Jonathan Gruber and Peter R. Orszag
Peter R. Orszag Vice Chairman of Investment Banking, Managing Director, and Global Co-Head of Healthcare - Lazard

November 26, 2001

The Social Security earnings test, which currently applies to those ages 62-64, reduces immediate payments to beneficiaries whose labor income exceeds a given threshold. Although benefits are subsequently increased to compensate for any such reduction, the earnings test is typically perceived as a tax on working. As a result, it is considered by many to be an important disincentive to paid work for older Americans. Yet there is little evidence to suggest an economically significant effect of the earnings test on hours of work, and almost no research on the effect of the test on the decision to work at all.

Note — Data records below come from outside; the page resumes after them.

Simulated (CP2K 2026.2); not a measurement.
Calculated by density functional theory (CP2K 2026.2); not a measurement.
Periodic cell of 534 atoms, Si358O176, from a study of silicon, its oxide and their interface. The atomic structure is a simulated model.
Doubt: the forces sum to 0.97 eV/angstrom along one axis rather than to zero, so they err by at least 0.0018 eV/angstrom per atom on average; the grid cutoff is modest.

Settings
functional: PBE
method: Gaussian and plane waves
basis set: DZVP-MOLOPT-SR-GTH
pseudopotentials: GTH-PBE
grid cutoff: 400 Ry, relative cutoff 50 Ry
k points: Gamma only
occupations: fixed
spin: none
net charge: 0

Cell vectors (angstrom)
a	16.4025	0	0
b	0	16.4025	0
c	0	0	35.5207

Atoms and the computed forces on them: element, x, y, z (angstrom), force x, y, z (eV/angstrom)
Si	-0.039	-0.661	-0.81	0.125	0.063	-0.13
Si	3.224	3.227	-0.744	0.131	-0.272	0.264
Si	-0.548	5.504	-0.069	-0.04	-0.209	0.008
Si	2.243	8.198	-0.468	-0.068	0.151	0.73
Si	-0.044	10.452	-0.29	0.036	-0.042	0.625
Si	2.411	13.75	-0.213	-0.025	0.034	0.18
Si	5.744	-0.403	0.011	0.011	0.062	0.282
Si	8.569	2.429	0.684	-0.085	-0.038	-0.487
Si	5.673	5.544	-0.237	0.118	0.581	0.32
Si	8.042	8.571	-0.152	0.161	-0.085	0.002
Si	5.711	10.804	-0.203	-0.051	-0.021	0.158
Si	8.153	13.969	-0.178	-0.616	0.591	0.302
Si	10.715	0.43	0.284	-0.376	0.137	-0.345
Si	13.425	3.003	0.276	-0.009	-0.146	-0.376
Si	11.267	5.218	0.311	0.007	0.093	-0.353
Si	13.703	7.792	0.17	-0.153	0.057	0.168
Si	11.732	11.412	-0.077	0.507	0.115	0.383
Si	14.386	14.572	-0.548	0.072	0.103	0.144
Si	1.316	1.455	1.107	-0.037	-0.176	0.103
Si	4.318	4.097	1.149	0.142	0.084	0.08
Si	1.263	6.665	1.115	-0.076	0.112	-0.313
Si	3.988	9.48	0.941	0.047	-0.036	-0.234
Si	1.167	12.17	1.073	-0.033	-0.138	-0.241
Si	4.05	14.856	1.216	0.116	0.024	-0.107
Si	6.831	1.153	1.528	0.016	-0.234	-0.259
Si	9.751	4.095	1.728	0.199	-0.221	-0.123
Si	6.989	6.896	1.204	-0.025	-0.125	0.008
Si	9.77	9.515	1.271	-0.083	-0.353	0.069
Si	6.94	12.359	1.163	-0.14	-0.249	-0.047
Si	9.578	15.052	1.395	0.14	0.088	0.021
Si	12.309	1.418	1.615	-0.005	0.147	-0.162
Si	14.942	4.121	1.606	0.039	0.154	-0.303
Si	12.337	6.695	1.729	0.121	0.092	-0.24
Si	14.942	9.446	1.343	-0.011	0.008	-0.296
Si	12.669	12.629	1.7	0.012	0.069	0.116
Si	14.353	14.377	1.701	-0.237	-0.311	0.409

We investigate these issues using the significant changes in the structure of the earnings test over the past 25 years, using data over the 1973-1998 period from the March Supplement to the Current Population Survey (CPS), which provide large samples of observations on the elderly. Our analysis suggests two major conclusions. First, the earnings test exerts no robust immediate influence on the labor supply decisions of men. We find no evidence of a significant impact of changes in earnings test parameters on aggregate employment, hours of work, or earnings immediately following the changes. We find some suggestive evidence for a labor supply response among women, but it is not robust. Second, loosening the earnings test appears to accelerate benefits receipt among the eligible population, lowering benefits levels, and heightening concerns about the standard of living of these elderly at very advanced ages. Our findings suggest some cause for caution before rushing to remove the earnings test at younger ages.